June 2007: Sara Swink & Marcia Hindman
Sara Swink’s ceramic sculptures show a world that expresses a kind of subterranean existence. For Sara, the art and dream worlds are very inter-connected. She uses clay as a personal narrative of her life, often a reflection of inner experience, colored with a shade of humor. Swink’s figurative works include a series of swimmers contemplating their fates in the symbolic seas of the unconscious. Themes of a mysterious, watery underworld run through this current body of work, suggesting the artist’s desire for symbolic understanding and regeneration. Swimmers with truncated limbs mimic fish and fantasize about the life of the mermaid. She explains that swimmers are a way of expressing a longing for understanding of the spiritual journey and the implications of the unlimited potential represented by the water. With her piece, “Swimmer with Mermaid Dream”, fantasy is a great motivator. This swimmer envisions herself as a mermaid and it keeps her swimming---it keeps her engaged in life.
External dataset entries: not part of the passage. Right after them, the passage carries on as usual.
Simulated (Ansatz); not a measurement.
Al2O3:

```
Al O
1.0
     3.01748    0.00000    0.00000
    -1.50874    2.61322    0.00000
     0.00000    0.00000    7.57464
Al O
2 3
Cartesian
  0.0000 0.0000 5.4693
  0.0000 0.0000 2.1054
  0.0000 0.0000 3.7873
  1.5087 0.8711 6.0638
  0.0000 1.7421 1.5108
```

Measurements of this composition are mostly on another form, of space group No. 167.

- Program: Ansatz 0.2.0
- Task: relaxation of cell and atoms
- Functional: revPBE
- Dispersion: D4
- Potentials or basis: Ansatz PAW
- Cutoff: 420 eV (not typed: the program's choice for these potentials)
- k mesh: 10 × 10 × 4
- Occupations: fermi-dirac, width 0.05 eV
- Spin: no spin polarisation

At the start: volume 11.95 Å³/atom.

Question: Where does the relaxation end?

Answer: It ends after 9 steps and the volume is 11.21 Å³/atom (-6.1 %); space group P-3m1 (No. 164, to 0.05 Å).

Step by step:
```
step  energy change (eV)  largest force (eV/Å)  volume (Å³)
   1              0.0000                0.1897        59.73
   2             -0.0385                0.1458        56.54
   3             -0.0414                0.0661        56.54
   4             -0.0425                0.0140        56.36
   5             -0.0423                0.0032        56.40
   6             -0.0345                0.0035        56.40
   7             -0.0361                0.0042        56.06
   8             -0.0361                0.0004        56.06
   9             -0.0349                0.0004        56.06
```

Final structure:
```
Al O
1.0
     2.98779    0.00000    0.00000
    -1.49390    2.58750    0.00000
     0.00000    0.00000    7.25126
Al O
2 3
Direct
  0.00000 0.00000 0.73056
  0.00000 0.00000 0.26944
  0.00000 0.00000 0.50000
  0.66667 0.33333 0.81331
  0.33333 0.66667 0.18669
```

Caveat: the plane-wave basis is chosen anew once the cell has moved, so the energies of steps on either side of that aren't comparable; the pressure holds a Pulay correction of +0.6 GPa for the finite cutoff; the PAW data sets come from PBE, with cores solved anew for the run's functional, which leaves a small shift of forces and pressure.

Marcia Hindman creates paintings that are colorful and vibrant. Her surfaces are lush with texture and depth. Each painting has at least 5 paintings underneath, keeping some areas and exposing some of the hidden under-painting. As a result of the many layers of paint that have been scraped away, drawn into, layered again with paint, the canvas offers up surprises and magical areas. All the paintings are oil and oil stick on canvas. The paintings in this series are a combination of planes of color and shapes that she continues to work with and add to each year. Hindman uses the repetition of shapes to explore new colors and combinations of colors to create movement, rhythm, range, tension, and balance. Her process of abstraction involves erasing lines, adding lines, covering up part of the shapes, and interlocking the shapes and lines. The result is an interesting composition with depth and uncovered surprises. As she explains, “I like to think of these images as my own alphabet telling a story in each painting that may remain a mystery even to me.”